On Tuesday, June 2, just one day after sections of the Patriot Act expired, the U.S. Senate passed a new version of the Freedom Act. The newly passed act is expected to reign in domestic surveillance and change the way that data is collected. However, the passage reauthorizes the National Security Agency’s telecommunications collection which was shut down on June 1 due to the expiration of Section 215 of the Patriot Act. Due to the Freedom Act, the collection will continue for another six months because of a “transition period” that the Freedom Act allows.
The Freedom Act does not address crucial aspects of the NSA’s spying capabilities. The 2008 FISA Amendments Act allows government access to and collection of citizens’ communication histories on sites such as Google, Yahoo, Facebook, and Microsoft. Executive Order 12333 also allows for the same capabilities regarding international communication. With both, the government may collect actual content and not just metadata, which the Patriot Act allows. Even though less actual data is gathered with Section 215 of the Patriot Act, Section 215 was ruled unconstitutional last month because metadata can be just as harmful to citizens. Yet broader gathering programs still remain legal.
Other sections of the Patriot Act allow the government to search people’s homes without their notification, label members of activist groups as terrorists, monitor people’s emails and Internet history, put immigrants in jail indefinitely, and share private information about citizens with the Central Intelligence Agency. These are only a few of the abilities that the Patriot Act grants the government.
Along with the six-month “transition period,” the sections of the Patriot Act that expired on June 1 will not necessarily be gone forever. According to The New York Times, “All three of the expired laws contained a so-called grandfather-clause that permits their authority to continue indefinitely for any investigation that had begun before June 1.”
The passing of the Freedom Act is the first large surveillance reform bill since 1978. It is meant to curtail some of the vast spying inflicted on U.S. citizens. However, the Freedom Act does not halt enough of the programs that violate Americans’ privacy.
“The bill leaves many of the government’s most intrusive and overbroad surveillance powers untouched, and it makes only very modest adjustments to disclosure and transparency requirements,” stated Jameel Jaffer, American Civil Liberties Union Deputy Legal Director, after calling the passage of the Freedom Act a “milestone” and an “indication that Americans are no longer willing to give the intelligence agencies a blank check.”
Longtime supporter of domestic surveillance reform, Ore. Senator Ron Wyden is pleased with the Act, tweeting on June 2, “Passage of USA Freedom is the most significant victory for Americans’ privacy rights in more than a decade.”
However, Wyden recognizes that while the Freedom Act might restrain some spying, the U.S. is a long way away from not being a security state. After the vote, he told reporters, “We’re going to try to close the backdoor search loophole – this is part of the FISA Act and is going to be increasingly important, because Americans are going to have their emails swept up increasingly as global communications systems begin to merge.”

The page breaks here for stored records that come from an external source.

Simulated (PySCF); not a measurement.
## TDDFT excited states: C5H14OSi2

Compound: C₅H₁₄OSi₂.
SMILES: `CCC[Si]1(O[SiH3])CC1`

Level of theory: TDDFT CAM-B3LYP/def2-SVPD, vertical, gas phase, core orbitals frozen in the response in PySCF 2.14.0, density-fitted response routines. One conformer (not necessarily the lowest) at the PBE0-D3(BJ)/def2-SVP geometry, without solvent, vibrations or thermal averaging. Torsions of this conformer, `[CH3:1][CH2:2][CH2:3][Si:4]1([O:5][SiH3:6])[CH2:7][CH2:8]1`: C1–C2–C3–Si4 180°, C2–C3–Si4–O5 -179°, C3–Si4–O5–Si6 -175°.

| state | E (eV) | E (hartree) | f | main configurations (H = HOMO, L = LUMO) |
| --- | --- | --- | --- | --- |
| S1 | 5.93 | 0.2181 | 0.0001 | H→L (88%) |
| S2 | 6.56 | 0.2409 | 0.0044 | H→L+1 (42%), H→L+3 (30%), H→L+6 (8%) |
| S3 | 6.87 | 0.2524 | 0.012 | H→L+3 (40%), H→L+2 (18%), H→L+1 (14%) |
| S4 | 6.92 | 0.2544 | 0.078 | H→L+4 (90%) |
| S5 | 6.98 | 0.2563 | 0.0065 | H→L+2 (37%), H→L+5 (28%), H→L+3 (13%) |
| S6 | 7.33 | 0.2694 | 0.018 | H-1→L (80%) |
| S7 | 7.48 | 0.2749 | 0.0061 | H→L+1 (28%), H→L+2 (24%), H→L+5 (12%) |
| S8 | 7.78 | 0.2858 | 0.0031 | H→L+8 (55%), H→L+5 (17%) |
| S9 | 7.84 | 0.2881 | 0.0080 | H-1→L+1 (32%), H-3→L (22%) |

Several senators fear that the Freedom Act will ultimately hurt the U.S. because of the perceived lessening of security. However, much of the communications data that is collected is not relevant to the safety of the U.S. “Incidental collection,” which is legal, is more common than most people think it is. According to a 2014 investigation by The Washington Post, “Ordinary Internet users, American and non-American alike, far outnumber legally targeted foreigners in the communications intercepted by the National Security Agency from U.S. digital networks”
Since 9/11, the security programs on which the U.S. has spent billions of dollars “cannot claim to have thwarted an attack in nearly 14 years of existence,” according to The New York Times.
While the passage of the Freedom Act is a symbolic victory that encourages more domestic surveillance reform in the future, it will not curtail spying nearly as much as the U.S. would need if its citizens are to be free.